Parks said teens under 17 will be picked up by police if not in school between 8 a.m. and 3:30 p.m. They will be arrested if out after 10 p.m. without a parent.
Other activities also will be restricted, he said, allowing youths only to attend school, after-school programs, church and work unless accompanied by a parent or guardian. He also cautioned male residents against wearing royal blue or bright red clothing commonly associated with gangs. They could get picked up, too.
What is it really like? [Feds Called in to Curb Eastside Crime, St. Louis CBS, 8-11-11]:
The public housing complexes on the east side of the river might just be the deadliest places in the country, but efforts are underway to secure the area.
Sen. Dick Durbin (D-Ill.) is bringing in federal law enforcement to help state and local authorities crack down on crime. Figures show that East St. Louis is nearly twice as dangerous as even the worst streets in Chicago. “You will find that the crime rate here is the worst in the nation,” Durbin says. “The club scene in East St. Louis is a crime scene.”

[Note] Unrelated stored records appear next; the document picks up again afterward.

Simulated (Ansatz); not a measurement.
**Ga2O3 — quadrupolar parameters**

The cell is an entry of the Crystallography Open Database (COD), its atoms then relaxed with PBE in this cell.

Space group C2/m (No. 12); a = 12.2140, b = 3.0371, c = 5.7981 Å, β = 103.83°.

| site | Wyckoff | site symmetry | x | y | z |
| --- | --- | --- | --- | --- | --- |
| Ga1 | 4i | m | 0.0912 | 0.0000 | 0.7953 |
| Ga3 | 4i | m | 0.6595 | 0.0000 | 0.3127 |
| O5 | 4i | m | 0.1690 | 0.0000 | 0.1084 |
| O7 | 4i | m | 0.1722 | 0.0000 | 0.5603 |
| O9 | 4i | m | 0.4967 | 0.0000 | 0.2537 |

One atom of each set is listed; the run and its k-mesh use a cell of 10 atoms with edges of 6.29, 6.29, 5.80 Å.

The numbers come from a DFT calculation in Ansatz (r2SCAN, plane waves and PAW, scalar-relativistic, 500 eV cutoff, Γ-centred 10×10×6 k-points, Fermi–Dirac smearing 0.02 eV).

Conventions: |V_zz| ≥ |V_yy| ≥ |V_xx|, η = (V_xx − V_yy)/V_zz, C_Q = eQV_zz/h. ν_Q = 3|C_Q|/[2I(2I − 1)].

Durbin says that although the public housing complexes are managed federally, their problems come from local sources.
“You cannot have this club scene turn out to be the wild west, where innocent people are victimized by it, no matter what the revenue is to the city of East St. Louis,” he says. “And you can’t open liquor stores on every corner near housing developments and expect good things to come if you’re open all night.”